Advertisement

Parade Leads Old Magnolia to New Home

Share via
Times Staff Writer

In one of the more unlikely parades ever seen in these parts, a tree was moved in San Bernardino on Saturday.

Led by a junior high school marching band, two huge cranes, a bulldozer and a police escort, a 6-story-tall, 100-year-old southern magnolia tree was transported 1 1/2 miles along downtown streets from a lot cleared for development to a new home in Seccombe Lake Park.

“It looks like King Kong coming down the street,” said Woody Wood, a volunteer who helped guide the vehicles on their 1-m.p.h. journey along a route calculated to avoid power lines and building overhangs.

Advertisement

Although heavily publicized, this particular parade came as a shock to many in town.

“I was working on my day off and my son came in yelling, ‘Dad, there’s a parade outside and this big tree!’ ” said Dennis McGrath, 37, an account executive. “I said, ‘On April 22? ‘ “

Once outside, McGrath could scarcely believe his eyes.

“What is this? Where’d this tree come from? Who’s paying for this?” he asked incredulously as the spectacle lumbered past City Hall. “I guess San Bernardino has finally made the big time.”

McGrath was one of more than 1,000 residents, elected officials and volunteers who witnessed the relocation of the 130-ton tree that for some has come to symbolize the cultural heritage of this rapidly changing community where few things more than 100 years old remain. But for others, including a mayoral hopeful, the whole thing was a big waste of money.

Advertisement

“This magnificent tree has survived earthquakes, a severe flood, years of scorching summers and the smoke of a (nearby) foundry,” said state Sen. Ruben Ayala (D-Chino), who helped organize the $25,000 project that was largely funded through donations ranging from the nickels and dimes of schoolchildren to a $10,000 grant from the Mervyn’s department store chain. “Way back, it even shaded a Wells Fargo stage coach station.”

City officials plan to submit the effort to the Guinness Book of World Records as the heaviest tree ever moved. “Originally, the U.S. Air Force agreed to lend us a missile carrier to transport it, but the missile carrier could not handle a 130-ton load,” said Sam Catalano, president of a group called the More Attractive Community Foundation. “So we went to the U.S. Marine Corps to borrow a tank carrier but they said the biggest tanks are only 20 to 80 tons.”

What they settled on was a specially outfitted flatbed trailer rig with 128 wheels and two cranes, one of which was a 250-ton monster brought in from Long Beach by the Bragg Crane Service.

Advertisement

Garage-Sized Planter

In preparation for the move, the tree was pruned and skirted with a planter box the size of a two-car garage and built with $12,000 worth of lumber donated by the John C. Morgan Production Framing Co. of San Bernardino.

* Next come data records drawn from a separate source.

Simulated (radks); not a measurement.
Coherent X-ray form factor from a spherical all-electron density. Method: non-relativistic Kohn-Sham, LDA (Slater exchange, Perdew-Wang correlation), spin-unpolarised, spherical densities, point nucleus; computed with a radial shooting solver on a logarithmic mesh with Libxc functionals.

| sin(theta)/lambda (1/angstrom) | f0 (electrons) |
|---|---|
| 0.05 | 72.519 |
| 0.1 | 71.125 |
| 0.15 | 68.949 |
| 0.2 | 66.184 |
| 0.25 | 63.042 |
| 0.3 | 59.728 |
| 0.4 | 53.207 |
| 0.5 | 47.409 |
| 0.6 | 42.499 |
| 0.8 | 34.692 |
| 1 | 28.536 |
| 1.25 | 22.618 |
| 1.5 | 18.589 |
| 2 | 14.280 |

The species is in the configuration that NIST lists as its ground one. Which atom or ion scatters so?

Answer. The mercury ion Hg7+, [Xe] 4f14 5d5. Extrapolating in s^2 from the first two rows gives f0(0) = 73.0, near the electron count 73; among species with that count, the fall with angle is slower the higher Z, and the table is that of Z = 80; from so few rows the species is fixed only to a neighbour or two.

The event culminated a year-long struggle to spare the tree from the chain saws of developer Ken Bussey, who is building an industrial park. In a telephone interview, Bussey said although he is not personally attached to the tree, he agreed to delay demolition a year ago this week until others could find a way of saving it.

Bussey said it is one of the ugliest trees he has ever seen.

For Dennis Mansfield, co-owner of Hydro-Gro Hydro-Seeding of San Bernardino, however, saving the tree became an obsession.

“A year ago, my partner (Woody Wood) and I made a personal crusade out of calling people and knocking on doors asking for funds to save it,” Mansfield said. “Suddenly, we had arborists calling us wanting to help.”

One of these experts was Todd Head, who along with a tree pathologist, examined the old magnolia a year ago and determined it was healthy and fit to move.

“It was full of foliage and had nice new feeder roots,” Head said. “But the key to the tree’s health is that it sat directly on top of a water table 16 feet below the surface.”

Advertisement

Up to 80 Feet Tall

The southern magnolia, which bears the botanical name Magnolia grandiflora, is native to the southeastern swamplands of the United States. Under ideal conditions, the tree, which is characterized by its broad green leaves and fragrant flowers up to nine inches in diameter, grows 25 to 80 feet tall.

At 9:15 a.m., the two cranes shuddered and creaked as they lifted the tree with 3-inch-thick cables attached to steel beams placed beneath the planter box. Moments later, the tree was carefully lowered onto the flatbed rig.

“We have lift-off!” cried Mansfield as hundreds of others applauded, cheered and whistled.

Meanwhile, political hopefuls facing primary elections worked the crowd.

“This symbolizes that San Bernardino, for the first time in a long time, is interested in saving some of its history, “ said San Bernardino Mayor Evlyn Wilcox.

Her opponent, former mayor Bob Holcomb, strongly disagreed.

“There’s some talk that there ought to be a society for the prevention of cruelty to trees,” Holcomb said. “This is a political extravaganza at the taxpayers’ expense.”